Tuesday, January 31, 2017

Scale of action

My friend Andree Zalesk linked on FB to a post by Yonatan Zunger, Trial balloon for a coup. It's not uplifting reading, but I think it is very well argued, and I recommend it.

In comments on Andree's page, someone wrote, "Bannon must go. Period." And Andree responded:
Do you have a strategy in mind? I have NO IDEA how we organize against something this complex and interior. Even some of the best activists I know are refusing to take this in.
I weighed in with some thoughts about government as the organ for collective action combined with the legitimate wielding of compulsion, and the possibility - but more the difficulty - of building alternative means of collective action.

Andree observed, "I don't see here where you're suggesting a strategy for resistance." And she was right. As I wrote to her.
In retrospect, I was answering in a limited way, "What can we do?" But I don't know what we do to resist beyond what we're doing: demonstrating, calling members of Congress, connecting with other people. In the end, if the judiciary declines to declare the executive to be in violation of the law, or the executive decides to ignore the judiciary (as it is apparently already doing), and the arms of the executive (like Customs and Border Patrol) obey the boss rather than the courts, and Congress declines to assert itself (or it asserts itself but the executive ignores Congress and the arms of the executive obey), then I don't know what you do.
Last night I remembered the term "people power" from when the Filipinos turned out in such massive numbers that Marcos fled. What scale of nonviolent action would it take to render Bannon's plans ineffective?
Andree gave me a pat on the back: "There you go: That last sentence is the real question."

OK, but if it is the real question, it's actually just the first real question. Because the one after that is, "How do you achieve that scale of action?"
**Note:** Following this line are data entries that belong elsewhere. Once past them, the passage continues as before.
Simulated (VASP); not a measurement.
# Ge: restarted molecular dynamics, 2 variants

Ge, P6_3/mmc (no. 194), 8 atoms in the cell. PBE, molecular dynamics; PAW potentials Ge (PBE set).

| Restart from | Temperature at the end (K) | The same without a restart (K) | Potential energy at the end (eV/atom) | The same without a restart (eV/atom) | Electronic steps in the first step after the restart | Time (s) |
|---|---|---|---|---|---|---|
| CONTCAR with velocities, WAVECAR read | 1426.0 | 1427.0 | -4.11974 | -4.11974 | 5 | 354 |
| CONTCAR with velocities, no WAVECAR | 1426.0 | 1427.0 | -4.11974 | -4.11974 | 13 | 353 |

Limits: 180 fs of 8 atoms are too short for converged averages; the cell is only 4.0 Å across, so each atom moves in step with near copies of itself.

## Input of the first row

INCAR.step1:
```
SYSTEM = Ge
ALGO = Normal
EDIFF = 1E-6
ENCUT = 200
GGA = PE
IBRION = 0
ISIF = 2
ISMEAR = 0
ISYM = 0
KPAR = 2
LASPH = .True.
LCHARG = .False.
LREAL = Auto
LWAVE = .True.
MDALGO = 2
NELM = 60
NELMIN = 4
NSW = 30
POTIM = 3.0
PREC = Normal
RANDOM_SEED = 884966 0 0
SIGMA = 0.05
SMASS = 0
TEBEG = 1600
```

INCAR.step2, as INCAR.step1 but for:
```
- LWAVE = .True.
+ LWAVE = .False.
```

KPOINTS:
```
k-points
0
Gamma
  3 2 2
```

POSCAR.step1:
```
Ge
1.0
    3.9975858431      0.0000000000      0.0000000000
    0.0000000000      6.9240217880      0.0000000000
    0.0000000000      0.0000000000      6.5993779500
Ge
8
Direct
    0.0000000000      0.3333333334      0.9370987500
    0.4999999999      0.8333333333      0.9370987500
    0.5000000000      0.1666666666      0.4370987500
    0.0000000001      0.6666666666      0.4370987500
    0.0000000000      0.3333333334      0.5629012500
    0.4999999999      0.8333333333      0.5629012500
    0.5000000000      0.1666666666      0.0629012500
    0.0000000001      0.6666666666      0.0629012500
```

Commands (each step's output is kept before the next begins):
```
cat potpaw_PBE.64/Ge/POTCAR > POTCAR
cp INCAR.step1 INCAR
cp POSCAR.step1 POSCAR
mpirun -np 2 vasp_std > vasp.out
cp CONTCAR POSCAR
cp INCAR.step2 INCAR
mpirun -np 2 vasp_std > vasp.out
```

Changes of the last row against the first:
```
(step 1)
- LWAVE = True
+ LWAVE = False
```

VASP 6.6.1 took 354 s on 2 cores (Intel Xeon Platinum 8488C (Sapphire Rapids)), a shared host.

It's an organizational question, and also one of messaging.

Yesterday I wrote about the all-purpose alibi, the mindset among some Trump voters that "Washington is broken" and Trump is what we need to shake the place up and finally "get something done in this country." Once someone's in that mindset, it doesn't matter how much experience someone has, whether they've worked for Democratic presidents, Republican presidents or both. If you have experience in actually carrying out the work of government, you're part of "broken Washington," so when you rationally explain just how damaging Trump's actions are, all you do is confirm how right and necessary those actions are.

I suspect there's a similar dynamic at work in this question of how do we mobilize more people.

There are different mixes of motivation for opposing Trump. There are policy differences, such as the conviction that the Muslim ban is illegal, immoral, and counterproductive, or the argument that repeal of Obamacare without an actual better replacement is immoral and will lead to great suffering.

The Muslim ban seems pretty widely unpopular. Of course it has its rabid fans on Facebook and elsewhere who argue their case with anti-Muslim bigotry and/or misrepresentation of the order and/or the inaccurate claim that this is just acting on an "Obama" law from 2011. But my conservative Republican House Rep issued a statement yesterday disagreeing with the order (I'm calling him to suggest that he act, rather than merely talk a good game, since he's one of the relatively few people in the country in a position to actually do something about it within the structure of government).

ACA repeal has broader support. If you combine the people who want to leave the law more or less alone, the people who want to strengthen it, and the people who want "changes" rather than repeal, you get a solid majority. But I think in many case, the "changes" people want are along the lines of removing the mandate for people to buy insurance while still requiring insurance companies to cover pre-existing condition. As I've explained, those people want a unicorn, but that doesn't change the fact that if you combine them with the people who want repeal, you probably have a plurality, maybe a majority.

I haven't seen any polling, but I can imagine that his directive on regulations is fairly popular. Yes, it's insane to run government with as broad a brush as saying, "If you create a new rule, you have to take away two," but lots of people have had experiences with regulations that they thought were ill-advised (sometimes they are ill-advised; sometimes the regulation has a reasonable goal and there's simply no cleaner way to accomplish it). So it sounds good to "take bold action."

So there's policy opposition to Trump's specific actions (past and predicted), with some of hi positions being unpopular while others have pretty broad support.

Then there's process opposition: Trump is putting Bannon at the center of the National Security Council and removing people who are supposed to be there by law. Agents of Customs and Border Patrol simply ignore a court order reversing parts of the Muslim ban. Trump (or more likely Bannon) worked on the Muslim ban with staffers to Rep. Goodlatte, but apparently had them sign non-disclosure agreements that they wouldn't tell their own boss what they were doing.

As some people commented in response to the Zunger piece linked at the top, is this a trial balloon for a coup, or it just a straight-up coup?

I don't remember who made the observation, but when you have an executive branch that doesn't listen to the courts, you have a regime rather than a government.

I would hope that the great majority of Americans would be opposed to the creation of a regime in this country.

But it gets complicated when that regime is doing things that many Americans want, like dismantling Obamacare, or "getting those burdensome regulations off our backs."

How do we make common cause with people who don't want a dictator, but who do want many of the things the dictator promises?